RL training environments with verifiable rewards for coding agents

These details have not been verified by PyPI

Project links

Project description

DeepGym

RL training environments with verifiable rewards for coding agents.

You give it model-generated code. It runs the code in a sandbox, checks it against a verifier, and hands back a score. That score plugs straight into TRL, verl, OpenRLHF, or whatever you're using for GRPO/DAPO/PPO.

Quick Start

pip install deepgym

from deepgym import DeepGym, load_environment

dg = DeepGym(mode='local')
env = load_environment('coin_change')

solution = '''
def coin_change(coins, amount):
    dp = [float('inf')] * (amount + 1)
    dp[0] = 0
    for coin in coins:
        for x in range(coin, amount + 1):
            dp[x] = min(dp[x], dp[x - coin] + 1)
    return dp[amount] if dp[amount] != float('inf') else -1
'''

result = dg.run(env, model_output=solution)
print(f'Score: {result.score}, Passed: {result.passed}')

How it works

prompt --> model --> DeepGym sandbox --> verifier --> score --> training loop
                        |                  |
                     Daytona /          JSON protocol:
                     local subprocess   score, passed, reward_components

Model writes code. DeepGym runs it. Verifier checks it. You get back a score and per-test-case breakdown showing exactly which tests passed and which didn't.

What's in the box

24 built-in coding environments (ship with pip install)
2,350+ importable benchmarks (HumanEval, MBPP, BigCodeBench, EvalPlus)
Per-test-case reward traces (not just pass/fail -- you see which tests broke)
Deterministic seeding (same input, same score, every time)
Three runtime modes: local subprocess, self-hosted Daytona, cloud Daytona
Drop-in reward functions for TRL, verl, OpenRLHF
lm-evaluation-harness task adapter (evaluate with lm_eval --tasks deepgym_*)
HuggingFace Hub integration (share environments as HF datasets)
Batch scoring for GRPO (score N completions in parallel)
Gymnasium-style API if you prefer reset/step/state

Usage

Score a single solution

from deepgym import DeepGym, load_environment

dg = DeepGym(mode='local')
env = load_environment('two_sum')

result = dg.run(env, model_output='def two_sum(nums, target): ...')
print(result.score, result.passed, result.reward_components)

Batch scoring for GRPO

solutions = [model.generate(prompt) for _ in range(8)]
batch = dg.run_batch(env, solutions, max_parallel=8)
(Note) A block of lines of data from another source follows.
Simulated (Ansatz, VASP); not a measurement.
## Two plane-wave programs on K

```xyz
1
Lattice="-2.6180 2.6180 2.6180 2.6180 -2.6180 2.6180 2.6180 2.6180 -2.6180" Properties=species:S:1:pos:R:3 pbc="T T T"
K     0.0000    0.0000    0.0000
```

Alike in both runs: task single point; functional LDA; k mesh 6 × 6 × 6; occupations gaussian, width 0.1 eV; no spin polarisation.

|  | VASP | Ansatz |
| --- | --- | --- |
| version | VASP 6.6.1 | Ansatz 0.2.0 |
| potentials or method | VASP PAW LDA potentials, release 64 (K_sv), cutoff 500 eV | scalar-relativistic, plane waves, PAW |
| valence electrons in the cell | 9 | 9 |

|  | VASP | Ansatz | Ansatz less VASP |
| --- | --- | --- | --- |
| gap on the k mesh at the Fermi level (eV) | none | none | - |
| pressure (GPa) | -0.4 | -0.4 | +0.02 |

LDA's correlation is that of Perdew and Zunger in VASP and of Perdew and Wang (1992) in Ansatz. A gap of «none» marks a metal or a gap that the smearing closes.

scores = [r.score for r in batch.results]
# GRPO advantage: (r - mean) / std
mean = sum(scores) / len(scores)
std = (sum((s - mean) ** 2 for s in scores) / len(scores)) ** 0.5
advantages = [(s - mean) / (std + 1e-8) for s in scores]

Drop into TRL

from deepgym.integrations.trl import make_trl_reward_fn
from trl import GRPOTrainer

reward_fn = make_trl_reward_fn(env)
trainer = GRPOTrainer(model=model, reward_funcs=[reward_fn])
trainer.train()

Drop into verl

from deepgym.integrations.verl import make_verl_compute_score

compute_score = make_verl_compute_score(env)
# In verl config: custom_reward_function.path = "your_reward_module.py"

Drop into OpenRLHF

from fastapi import FastAPI
from deepgym.integrations.openrlhf import create_openrlhf_router

app = FastAPI()
app.include_router(create_openrlhf_router(env, dg))
# Run with: uvicorn app:app --port 8000

Use with lm-evaluation-harness

from deepgym.integrations.lm_eval import register_deepgym_tasks
register_deepgym_tasks()  # registers deepgym_* tasks

# lm_eval --model hf --model_args pretrained=Qwen/Qwen2-0.5B-Instruct \
#         --tasks deepgym_coin_change,deepgym_two_sum

Share environments on HuggingFace Hub

from deepgym.integrations.hf import push_environment_to_hub, load_environment_from_hub

# Push to HF Hub
push_environment_to_hub(env, repo_id='your-org/deepgym-coin-change', env_name='coin_change')

# Load from anywhere
env = load_environment_from_hub('your-org/deepgym-coin-change')

Write your own verifier

from deepgym import DeepGym, Environment

dg = DeepGym(mode='local')
env = Environment(
    task='Write a function `add(a, b)` that returns the sum of two numbers.',
    verifier_code=(
        'import importlib.util, sys\n'
        'spec = importlib.util.spec_from_file_location("sol", solution_path)\n'
        'mod = importlib.util.module_from_spec(spec)\n'
        'spec.loader.exec_module(mod)\n'
        'return 1.0 if hasattr(mod, "add") and mod.add(2, 3) == 5 else 0.0\n'
    ),
)

result = dg.run(env, model_output='def add(a, b):\n    return a + b\n')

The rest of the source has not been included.